January 7: Muslim attitudes

The common denominator in all these attacks is a Muslim who has been taught a seditious set of beliefs promoted by the Koran and imams.

Letters (photo credit: REUTERS)
Letters
(photo credit: REUTERS)
Muslim attitudes
I support all the measures Isi Leibler endorses (“Outof- the-box thinking needed to combat terrorism,” Candidly Speaking, January 6), but his measures will not prevent future generations from having to confront the same terror we are now experiencing.
Apologists here and abroad explain Palestinian terror as being due to fears of a change in status at the Aksa Mosque, the occupation or the lack of a Palestinian state. But they do not explain why, in countries around the world with no mosques threatened or occupations, at least 1,000 infidels are killed and 1,500 seriously wounded every month by jihadists seeking to please Mohammad and Allah.
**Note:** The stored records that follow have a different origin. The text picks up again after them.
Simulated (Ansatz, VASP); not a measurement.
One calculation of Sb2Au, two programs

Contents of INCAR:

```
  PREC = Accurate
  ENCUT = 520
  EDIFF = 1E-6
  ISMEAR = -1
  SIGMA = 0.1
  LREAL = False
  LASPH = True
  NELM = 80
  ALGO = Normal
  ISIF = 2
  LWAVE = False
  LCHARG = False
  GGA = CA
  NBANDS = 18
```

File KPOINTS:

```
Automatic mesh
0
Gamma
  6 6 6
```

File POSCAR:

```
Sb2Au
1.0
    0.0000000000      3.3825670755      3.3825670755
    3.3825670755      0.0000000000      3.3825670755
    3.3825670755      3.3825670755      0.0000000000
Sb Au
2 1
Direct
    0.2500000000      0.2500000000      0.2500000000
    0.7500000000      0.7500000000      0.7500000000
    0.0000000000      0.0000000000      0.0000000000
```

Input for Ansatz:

The common denominator in all these attacks is a Muslim who has been taught a seditious set of beliefs promoted by the Koran and imams. There will never be peace until Islam reforms its teachings and teaches tolerance instead of a creed of war.
If a cult were to arise today with such seditious beliefs, its members would be imprisoned and banned from most countries.
Countries wishing to live in peace with Islam must insist that Muslims alter their religious books to promote tolerance. If they do this and raise their children to be as tolerant as most members of other religions do, they can live among us.
If they do not, they should be assisted in moving to Muslim countries that follow current Islamic teachings and where we can assume they will be happy.
PHILIP BRIEFF, Jerusalem
The best literary depiction of the extreme Muslim mentality is the short novel Hadji Murat by Leo Tolstoy, about the life and career of a Chechen leader of that name during the Russian conquest of the Caucasus in the 1840s.
It shows Murat going over to the Russians in a “peace process” in order that they install him as ruler of all the Muslims in the region, and attempting to leave on deciding that he was not being treated with sufficient respect. He and his companions were pursued by the Russian army lest he renew war against them, and all were shot dead.
This does not relate solely to the Chechens, but to the whole Middle East, of which Chechnya can be regarded as the northernmost extension.
YIRMEYAHU BINDMAN, Jerusalem
Human radar
In the current climate, where everyone is a potential victim, it is essential to develop a system of survival when out and about.
A terrorist will automatically be drawn to someone who is strolling along, deep in thought or, worse still, using earphones or speaking on a mobile. In order to be way down on his list of potential targets, it is better to always use your eyes and ears as your “radar,” concentrating totally on your surroundings.
DAVID S. ADDLEMAN, Mevaseret Zion
Learned voice
Praising conductor Daniel Oren, who “missed no opportunity to increase dramatic tension and followed the singers’ intentions with flexible sensitivity,” critic Uri Eppstein (Il Trovatore, Arts & Entertainment, January 5) also – to my puzzlement – says: “The final chilling surprise effect of [Azucena’s] revealing Manrico as the Count’s brother could well have been the opera’s shattering climax... had it not been diluted by the orchestral din.”
Taken together with Eppstein’s tedious repetition of the age-old claim that the opera “may well qualify as one of the most complicated, confused and confusing opera plots,” this is completely and utterly contradicted by the opening act’s cabaletta of Ferrando, who explains to his sleepy guards the entire story, simply and directly.
I sang the part of Ferrando in London’s Holland Park Opera in the early 1990s, so I know of what I speak.